If you’re not crazy, you can still vote Republican if you’re fortunate enough to have a congressional candidate would resist that party’s platform and lean toward the center (like Scott Brown in Massachusetts). There’s a good tactical argument for supporting moderates who might keep the extremists in check and for making sure that your state has a voice in each party.

Choose a Democrat if the Republican in your district is a tea party-backed knuckle-dragging mouth breather, or if the prospect of a Republican-controlled Senate keeps you awake at night. Yes, the Democrats have moved steadily to the right and there are very few real liberals left, but they’re still usually better than the alternative.

For Congress in Massachusetts, Curio City endorses Elizabeth Warren as a bare-knuckled culture warrior who deserves to reclaim Ted Kennedy’s seat for the liberals. Sorry, Scott Brown. I understand the value in having a voice in the “enemy party” and yours is one of the more reasonable. Ultimately, though, your rhetoric is more independent than your voting record and preventing Republican control of the Senate is more important than resisting the right-wing takeover of your party. Even though you’re one of the “good” Republicans, your party’s platform is too radical to risk. 

Finally, if all of this makes your head hurt, please don’t vote at all. Leave it to those who are paying attention.

The tl;dr version

For president: Obama homebrews beer in the White House. Romney doesn’t drink. The choice is clearly Obama if you live in one of the few contested states where your vote matters. The rest of us should vote third party to reject the status quo. Vote for Jill Stein if you’ve had enough of the failed oligarchy behind both major parties, or vote for Gary Johnson if you want to dismantle government so that only the strong survive.

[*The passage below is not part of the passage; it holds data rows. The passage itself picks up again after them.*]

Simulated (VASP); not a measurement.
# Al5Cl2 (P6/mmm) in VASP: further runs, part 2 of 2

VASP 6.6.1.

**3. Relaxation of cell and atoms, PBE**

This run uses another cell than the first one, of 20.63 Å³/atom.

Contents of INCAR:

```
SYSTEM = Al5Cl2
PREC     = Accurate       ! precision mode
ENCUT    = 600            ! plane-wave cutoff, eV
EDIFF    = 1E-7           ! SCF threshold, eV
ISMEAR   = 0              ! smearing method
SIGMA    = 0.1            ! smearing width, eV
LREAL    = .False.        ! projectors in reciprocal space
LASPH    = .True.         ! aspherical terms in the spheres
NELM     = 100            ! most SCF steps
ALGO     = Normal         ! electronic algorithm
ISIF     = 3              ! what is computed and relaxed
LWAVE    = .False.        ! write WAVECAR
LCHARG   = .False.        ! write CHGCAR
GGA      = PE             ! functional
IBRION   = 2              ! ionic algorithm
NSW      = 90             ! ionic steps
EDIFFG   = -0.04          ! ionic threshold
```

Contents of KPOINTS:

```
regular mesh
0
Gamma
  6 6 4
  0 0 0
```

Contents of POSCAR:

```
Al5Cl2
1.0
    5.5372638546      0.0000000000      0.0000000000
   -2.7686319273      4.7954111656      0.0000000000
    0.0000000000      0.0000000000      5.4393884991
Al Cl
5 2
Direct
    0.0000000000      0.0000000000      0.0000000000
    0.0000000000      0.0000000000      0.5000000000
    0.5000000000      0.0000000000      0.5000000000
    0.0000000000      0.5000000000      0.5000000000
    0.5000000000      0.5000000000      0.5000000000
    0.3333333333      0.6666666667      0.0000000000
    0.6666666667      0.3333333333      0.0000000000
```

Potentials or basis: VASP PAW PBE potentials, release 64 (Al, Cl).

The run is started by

For Congress: Republicans are evil and Democrats are incompetent. Did you really need me to remind you? Since the Republicans already control the House and have a real shot at taking both the Senate and the White House, we need Democrats as a counterweight. There is no good reason to vote third party in congressional races because every state is a potential swing state.

And if you think this is all too complicated or you don't really care, don't vote.